According to the statement of claim, Get A-Head defrauded the government by, among other things, counting 20-minute increments of students’ mental health-care sessions as separate ones, vastly inflating the number of reportable sessions to increase its compensation. The provincial government also claims the company “improperly retained” over $5 million in taxpayer funds, $1.4 million of which it labelled as “company profit.”

Keel also “reported plainly ineligible expenses as part of their budgets … such as first-class airfare, international office space, and fine dining, which they hid in generic line items and presented as eligible project costs,” the government’s statement of claim says.

The alleged fraud came to light through a provincial forensic audit that began in 2024, according to the province’s court filing. The timing of the forensic audit means that the Ford government agreed to give Get A-Head $4.8 million from the Skills Development Fund months into its internal investigation. According to the statement of claim, Get A-Head and the Ministry of Labour reached that funding agreement on March 31, 2025. The government’s internal forensic audit team completed its work in early November 2025.

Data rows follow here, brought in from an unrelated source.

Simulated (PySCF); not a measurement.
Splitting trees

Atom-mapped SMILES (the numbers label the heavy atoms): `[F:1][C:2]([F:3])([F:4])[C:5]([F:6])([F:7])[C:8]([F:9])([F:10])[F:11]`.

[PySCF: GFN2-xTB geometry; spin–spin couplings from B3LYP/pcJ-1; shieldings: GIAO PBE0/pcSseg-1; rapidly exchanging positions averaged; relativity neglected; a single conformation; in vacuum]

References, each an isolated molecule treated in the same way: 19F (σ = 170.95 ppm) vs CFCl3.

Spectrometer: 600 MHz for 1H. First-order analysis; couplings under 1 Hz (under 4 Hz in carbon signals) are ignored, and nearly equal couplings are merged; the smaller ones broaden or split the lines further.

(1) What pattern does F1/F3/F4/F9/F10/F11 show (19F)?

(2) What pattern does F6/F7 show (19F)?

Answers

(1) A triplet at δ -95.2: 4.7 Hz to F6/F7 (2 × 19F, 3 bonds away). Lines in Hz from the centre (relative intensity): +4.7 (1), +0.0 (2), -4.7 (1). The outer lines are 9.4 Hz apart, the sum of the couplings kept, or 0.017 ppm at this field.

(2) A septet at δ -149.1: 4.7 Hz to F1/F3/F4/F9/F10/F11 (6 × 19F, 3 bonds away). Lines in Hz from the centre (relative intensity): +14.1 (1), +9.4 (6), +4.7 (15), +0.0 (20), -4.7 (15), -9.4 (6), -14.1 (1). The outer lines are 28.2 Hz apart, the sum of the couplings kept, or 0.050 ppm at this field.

The audit also “identified possible conflicts of interest,” the statement of claim reads.

Keel embroiled in SDF scandal for months

The suit adds to an already messy situation between Keel and the Ford government, which has escalated over the last few months in tandem with the Skills Development Fund scandal.

Keel’s been central to the government controversy since it sparked in the fall. In early October, Ontario’s auditor general released a report describing the SDF as “not fair, transparent or accountable,” including because of labour ministers’ selection of “lower-scoring” applicants.

Days later, Labour Minister David Piccini — who has final say over the fund’s recipients — was in Paris, France, at the wedding of Keel’s then-lobbyist, Michael Rudderham.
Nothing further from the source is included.